I’ve read a lot of articles about the panel last week and it is such a shame that a few rude, antagonist people hijacked a beautiful event. It’s disappointing that many of the articles focused on the racist comments while failing to highlight the powerful things that were shared by the panelists. I walked away from the panel wondering what I can do to help refugees and how I can be more inclusive of people whose backgrounds are different from mine. I walked home wondering what I can do to make my community better. I wish that the news had better highlighted how those in the audience felt a call to be better instead of those people who were trying to pull others down.

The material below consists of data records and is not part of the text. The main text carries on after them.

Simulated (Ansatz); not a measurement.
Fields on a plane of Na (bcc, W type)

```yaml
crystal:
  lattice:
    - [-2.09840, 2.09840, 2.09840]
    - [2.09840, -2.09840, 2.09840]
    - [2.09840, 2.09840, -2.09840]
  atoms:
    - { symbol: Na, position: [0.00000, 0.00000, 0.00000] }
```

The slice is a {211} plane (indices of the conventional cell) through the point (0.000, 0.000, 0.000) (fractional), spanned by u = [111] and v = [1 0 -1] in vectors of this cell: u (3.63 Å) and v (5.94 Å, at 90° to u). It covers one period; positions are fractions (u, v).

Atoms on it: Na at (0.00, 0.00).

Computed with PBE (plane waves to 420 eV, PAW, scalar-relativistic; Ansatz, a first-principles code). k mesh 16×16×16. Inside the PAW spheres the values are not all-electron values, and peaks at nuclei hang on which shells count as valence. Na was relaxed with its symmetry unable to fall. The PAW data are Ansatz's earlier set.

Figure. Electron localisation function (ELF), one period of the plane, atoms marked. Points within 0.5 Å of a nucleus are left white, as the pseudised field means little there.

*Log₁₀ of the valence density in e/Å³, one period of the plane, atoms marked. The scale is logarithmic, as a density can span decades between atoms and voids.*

I have spent nine years at BYU. First as a closested undergrad, then as an out graduate student, and now as an employee. I have found that most people at BYU are so so good. And when they know better they do better. I’ve encountered a few people who are more interested in talking than in listening and understanding, but they are the minority. As a person of immense privilege, I understand how easy it is to miss my blind spots, but I’m trying hard to be better. One of the ways I try to be better is by elevating the stories of others. I have a painting of Jane Manning James hanging in my office. I tell almost every student who comes to my office about this faithful, black pioneer woman who is my hero. She, like so many others, deserves to be remembered.

I want to thank the courageous women who shared their stories at the panel last week. I’m a richer person because of their stories. And I’m so sorry that there were people in attendance who came to demean instead of be edified. I have no idea what it’s like to be a racial minority at BYU. I don’t know what it’s like to not look like everyone else. I don’t know what it’s like to feel judged because of my race. But I do know what courage looks like. And that’s what I saw in the panelists last week.